"Jude the Obscure" is a novel, first published in 1895, that is considered to be the masterpiece of its author, Thomas Hardy. Much like The Mayor of Casterbridge, it provides a linkage between the sentimental, stylized novels of Victorian times, and the modern, realistic works of the 20th Century. At the time of its publishing, its content was considered scandalous in its depiction of extramarital sex, but in the present day, it is very tame in that regard.

The basic plot of "Jude the Obscure" is that Jude Fawley, an intellectually gifted but poor young man, dreams of going to university, but instead becomes a stonemason. A naive young man, he is tricked into marriage at a young age by Arabella Donne, a more experienced woman. The marriage doesn't work out, they separate, and he later meets his cousin, Susan Brideshead, who quickly becomes engaged to Richard Phillotson, an older man who was previously the tutor of Jude. Susan is a liberated young woman, or at least supposes herself to be, and leaves her husband to live with Jude. (In the book, and at the time, them being cousins is not a problem. Them both being previously married, however, is.) The book follows their declining emotional and financial status at a time when being divorced meant being an outcast from society.
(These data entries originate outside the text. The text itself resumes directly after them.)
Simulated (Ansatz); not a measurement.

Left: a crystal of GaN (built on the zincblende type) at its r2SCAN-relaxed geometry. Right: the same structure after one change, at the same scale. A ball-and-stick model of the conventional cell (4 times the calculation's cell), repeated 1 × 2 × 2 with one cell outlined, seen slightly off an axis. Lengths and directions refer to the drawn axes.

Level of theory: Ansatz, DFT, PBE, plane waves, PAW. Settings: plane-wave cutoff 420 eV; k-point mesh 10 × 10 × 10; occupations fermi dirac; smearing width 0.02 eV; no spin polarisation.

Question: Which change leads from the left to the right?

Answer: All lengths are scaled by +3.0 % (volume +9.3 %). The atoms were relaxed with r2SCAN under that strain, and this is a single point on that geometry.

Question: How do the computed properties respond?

I wrote a bit about The Mayor of Casterbridge, and most of what I wrote there very much applies to this book. At times, Jude the Obscure is a socially and psychological realistic novel that shows the personal consequences of people trapped in restrictive and demeaning social norms. But at other times, the soap opera like contrivances of the book's quadrangle, as the two pairs break up and rejoin, and lost children are rediscovered, is painfully melodramatic. This comes to a head in the book's key scene: Jude and Arabella's son, called "Father Time" for his precocious seriousness, murders Jude and Susan's children, and then commits suicide, because he feels that the children are keeping his parents in poverty. When I read the scene, I was confused, because while I thought I had been following the text closely, I missed the fact that several years had passed, and Susan had children by Jude. The children are, in fact, never mentioned or given personalities, except for their role as sacrificial victims to move the plot along. Consider the following line of dialogue:

"We went about loving each other too much -- indulging ourselves to utter selfishness with each other! We said -- do you remember? -- that we could make a virtue of joy. I said it was nature's intention, Nature's law and raison d'etre that we should be joyful in what instincts she afforded us-- instincts which civilization had taken upon itself to thwart. What dreadful things I said! And now Fate has given us this stab in the back for being such fools as to take Nature at her word!"
That speech was given an hour or two after she discovers her two children murdered and her step-son dead by suicide. Within the book, the purpose of the episode is clear: it shows that Susan, despite her claims of liberation, is psychologically unprepared for what that means in real life. But the point is made in a heavy-handed, unrealistic, and tasteless way, with the deaths of three children. Even after their deaths, the psychological crux of the novel is that Jude and Susan divorced their first spouses. Even given the much greater social taboos of the time, the characters seem to wallow in what (to me) seems like a fairly pedestrian situation. Even given the fact that I am reading a novel in 2020 that was written in 1895, the book seems contrived. Melodramatic circumstances are put together so the author can push the story along in a way that doesn't seem natural.

All of the usual caveats should be applied here: Hardy was writing in a different time and parts of the book that would have made it more coherent couldn't be included due to censorship. The book is historically important. Parts of it are very well written. But as it is now, I just couldn't take it seriously, because such a crucial part of the book felt so contrived.